THE GOSPEL today, Holy Tuesday, tells of Judas Iscariot’s impending betrayal of Christ, selling his master to the authorities for 30 pieces of silver just hours after He had gathered the apostles for their Last Supper and final commissioning.
Even as Christ broke bread and sipped wine with them for the last time, He knew that one of them – and He gave them hints who — was going to deliver Him that night to the posse led by the high priests.
He knew that what had been prophesied would soon come to pass, and He was humanly afraid of it. As the Son of God, He could have prevented or postponed it, but He yielded to the will of the Father and accepted the bitter cup.
Judas’ betrayal and his being the central actor in that episode in the Gethsemane garden of olives raised for the nth time the question: Was it a quirk of human frailty or was Judas merely a victim of fate?
Was Judas, who kept the group’s money bag, blinded by the glint of silver, or was he blackmailed into squealing on the boss, or was he just playing out a role assigned by fate or destiny?
Without Judas, could there have been the crucifixion and the eventual redemption of mankind from original sin? Did the storyline of Christ require a Judas, who must therefore not be answerable for his acting according to a pre-ordained script?
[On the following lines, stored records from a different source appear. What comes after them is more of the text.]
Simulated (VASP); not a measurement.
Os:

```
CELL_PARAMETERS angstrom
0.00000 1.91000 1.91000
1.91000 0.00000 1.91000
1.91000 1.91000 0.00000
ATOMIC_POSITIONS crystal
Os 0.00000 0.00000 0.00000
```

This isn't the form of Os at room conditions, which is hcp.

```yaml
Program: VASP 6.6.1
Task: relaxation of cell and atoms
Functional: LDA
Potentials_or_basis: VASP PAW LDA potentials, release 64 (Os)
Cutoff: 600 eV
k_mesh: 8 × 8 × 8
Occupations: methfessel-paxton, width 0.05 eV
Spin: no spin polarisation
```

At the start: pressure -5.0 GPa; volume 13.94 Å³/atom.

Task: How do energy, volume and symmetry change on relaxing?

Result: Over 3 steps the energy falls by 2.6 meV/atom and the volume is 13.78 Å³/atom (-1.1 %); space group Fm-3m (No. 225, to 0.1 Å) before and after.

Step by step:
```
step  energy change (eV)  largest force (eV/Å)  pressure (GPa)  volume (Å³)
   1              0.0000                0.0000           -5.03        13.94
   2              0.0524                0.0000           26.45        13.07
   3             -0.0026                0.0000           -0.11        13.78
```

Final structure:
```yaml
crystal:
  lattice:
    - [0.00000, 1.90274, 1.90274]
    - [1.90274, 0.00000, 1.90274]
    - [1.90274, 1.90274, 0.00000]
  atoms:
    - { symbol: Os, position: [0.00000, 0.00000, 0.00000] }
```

But fate or the notion of predestination wipes away the concepts of sin and accountability – and the consequences of damnation or redemption. Without faith and forgiveness, what part will Religion play in our lives?
These interesting questions have been discussed spiritedly back and forth by great minds through the ages, and the definitive answer still seems to be: We do not know for sure.
Above the convoluted arguments pro and con, however, this sinner staunchly believes in accountability, and the possibility of forgiveness and moral regeneration.
Shunning accountability, government officials shaking off blame for maladministration, or continuing to misinform and mislead the people, are not only incompetent, but are also cowards.
• Today’s Gospel, according to John
THIS is the Gospel read today, Holy Tuesday, according to John 13:21-33, 36-38:
“Reclining at table with his disciples, Jesus was deeply troubled and testified, ‘Amen, amen, I say to you, one of you will betray me.’
“The disciples looked at one another, at a loss as to whom he meant. One of his disciples, the one whom Jesus loved, was reclining at Jesus’ side. So Simon Peter nodded to him to find out whom he meant.
“He leaned back against Jesus’ chest and said to him, ‘Master, who is it?’
“Jesus answered, ‘It is the one to whom I hand the morsel after I have dipped it.’
“So he dipped the morsel and took it and handed it to Judas, son of Simon the Iscariot. After Judas took the morsel, Satan entered him.
“So Jesus said to him, ‘What you are going to do, do quickly.’ Now none of those reclining at table realized why he said this to him.
“Some thought that since Judas kept the money bag, Jesus had told him, ‘Buy what we need for the feast’ or to give something to the poor.
“So Judas took the morsel and left at once. And it was night.
“When he had left, Jesus said, ‘Now is the Son of Man glorified, and God is glorified in him. If God is glorified in him, God will also glorify him in himself, and he will glorify him at once. My children, I will be with you only a little while longer. You will look for me, and as I told the Jews, ‘Where I go you cannot come,’ so now I say it to you.’
“Simon Peter said to him, ‘Master, where are you going?’
“Jesus answered him, ‘Where I am going, you cannot follow me now, though you will follow later.’
“Peter said to him, ‘Master, why can I not follow you now? I will lay down my life for you.’
“Jesus answered, ‘Will you lay down your life for me? Amen, amen, I say to you, the cock will not crow before you deny me three times.”
(PS: The actual betrayal by Judas in the Garden of Gethsemane is narrated in the Gospel for tomorrow, Holy Wednesday, although the Last Supper and the kiss of betrayal happened that same night.)
SPIRITUAL RETREAT: Seeing that picture yesterday of President Rodrigo Duterte kneeling and praying with his eyes closed, we started hoping that he, like some past presidents, will find time to gather his Cabinet, advisers and close friends for a Lenten Holy Retreat.
This is not to intrude into his personal beliefs and practices, but we believe that the president of a dominantly Christian country can gain more strength and wisdom by going through periodic spiritual exercises, or whatever he chooses to call them.
We also believe that spiritual renewal will help strengthen our people adjust to disturbing situations brought about by radical changes being introduced by the Duterte administration.